Then came the quantum revolution — we learned loads, and loads about subatomic physics. We learned about the atomic nucleus and the “weird” world of quantum behaviour.

A physicist by the name of George Gamow then produced a formalism for describing alpha decay using quantum tunneling (first noted by Friedrich Hund)— which allowed atoms to cross the classically impenetrable Coulomb barrier.

Two people (Robert d'Escourt Atkinson and Fritz Houtermans) then used this work to predict a phenomenon called nuclear fusion.

They predicted that, given suitable initial conditions, light nuclei (such as hydrogen and helium) could undergo this process, and fuse to form heavier nuclei — in the process, producing huge amounts of energy.

They therefore predicted that our sun was not a gigantic fireball — but was instead a very dense (mostly) hydrogen plasma, which produced the suitable conditions for nuclear fusion to take place.

This idea remained controversial — it still wasn’t wholly accepted that the sun was mostly hydrogen.

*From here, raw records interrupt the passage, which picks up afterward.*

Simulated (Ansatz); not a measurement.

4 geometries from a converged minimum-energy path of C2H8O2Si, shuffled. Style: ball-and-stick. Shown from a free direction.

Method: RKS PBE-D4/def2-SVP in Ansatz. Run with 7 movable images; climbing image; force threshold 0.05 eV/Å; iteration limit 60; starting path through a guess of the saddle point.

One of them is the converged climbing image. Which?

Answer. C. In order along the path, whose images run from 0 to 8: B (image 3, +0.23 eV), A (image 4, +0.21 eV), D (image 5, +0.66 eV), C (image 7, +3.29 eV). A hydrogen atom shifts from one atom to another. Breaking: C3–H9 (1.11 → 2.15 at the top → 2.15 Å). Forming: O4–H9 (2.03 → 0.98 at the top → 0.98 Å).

However, Hans Bethe then worked out some of the more complex nuances of the hydrogen fusion chain, and the evidence of the sun’s composition continued to mount up.

Eventually, the conclusion was inescapable:

The sun is not a gigantic ball of fire, as was originally believed to be true. It is actually a very large ball of hydrogen plasma, which produces energy by fusing light nuclei into heavier nuclei.